# Dog Recommendation System
The system works by collecting data from users about their preferences and matching them with data about dogs, such as breed, size, and temperament. Users provide their preferences by answering a questionnaire that asks about their lifestyle, living situation, and preferences for a dog's size and temperament. The algorithm then matches the user's preferences with the characteristics of different dog breeds and recommends a few options that are likely to be a good fit for them.

## Importing Libraries 

### numpy (imported as np):
A popular numerical computation library that provides support for working with arrays, matrices, and mathematical functions.

### pandas (imported as pd): 
A powerful data manipulation library that provides data structures like DataFrames and Series, which are commonly used for data analysis tasks.
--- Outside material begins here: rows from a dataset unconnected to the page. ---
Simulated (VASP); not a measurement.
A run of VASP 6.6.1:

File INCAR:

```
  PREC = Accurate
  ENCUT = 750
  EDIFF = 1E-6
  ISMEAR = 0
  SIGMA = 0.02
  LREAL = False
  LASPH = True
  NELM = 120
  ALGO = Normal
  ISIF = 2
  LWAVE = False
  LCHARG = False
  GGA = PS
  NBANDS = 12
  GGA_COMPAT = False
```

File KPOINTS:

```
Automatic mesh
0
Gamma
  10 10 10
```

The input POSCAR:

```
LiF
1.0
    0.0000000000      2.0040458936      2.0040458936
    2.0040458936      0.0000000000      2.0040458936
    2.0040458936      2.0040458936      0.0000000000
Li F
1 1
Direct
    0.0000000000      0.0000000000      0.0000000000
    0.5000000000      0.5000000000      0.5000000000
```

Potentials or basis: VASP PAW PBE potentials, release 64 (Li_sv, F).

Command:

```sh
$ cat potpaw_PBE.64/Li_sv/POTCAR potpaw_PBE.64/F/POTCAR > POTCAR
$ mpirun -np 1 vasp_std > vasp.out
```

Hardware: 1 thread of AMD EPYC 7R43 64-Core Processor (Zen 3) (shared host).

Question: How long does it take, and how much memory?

### seaborn (imported as sns):
A popular data visualization library based on matplotlib that provides additional functionality for creating attractive statistical plots.

### IPython.display:
A module that provides utilities for displaying interactive output in IPython notebooks, such as display() function which can be used to show dataframes or plots.

### sklearn.metrics.pairwise:
A module from the popular machine learning library scikit-learn that provides implementations of distance and similarity metrics commonly used in recommendation systems, such as euclidean_distances and cosine_similarity, which are used to compute distances and similarities between data points.


In [1]:
import numpy as np
import pandas as pd
import seaborn as sns
from IPython.display import display
from sklearn.metrics.pairwise import euclidean_distances, cosine_similarity

### Loading the Dataset
The dataset is scraped data from the American Kennel Club wesite a version of which is publically available on Kaggle. It contains 282 rows of unique dog breeds but has many missing values that will be dealt with later. The dataset has 18 columns for traits like shedding, height, weight, life expectancy etc.

The group column categorizes each dog into one of 7 categories: toy, hound, terrier, working, sporting, non-sporting, herding and miscellaneous.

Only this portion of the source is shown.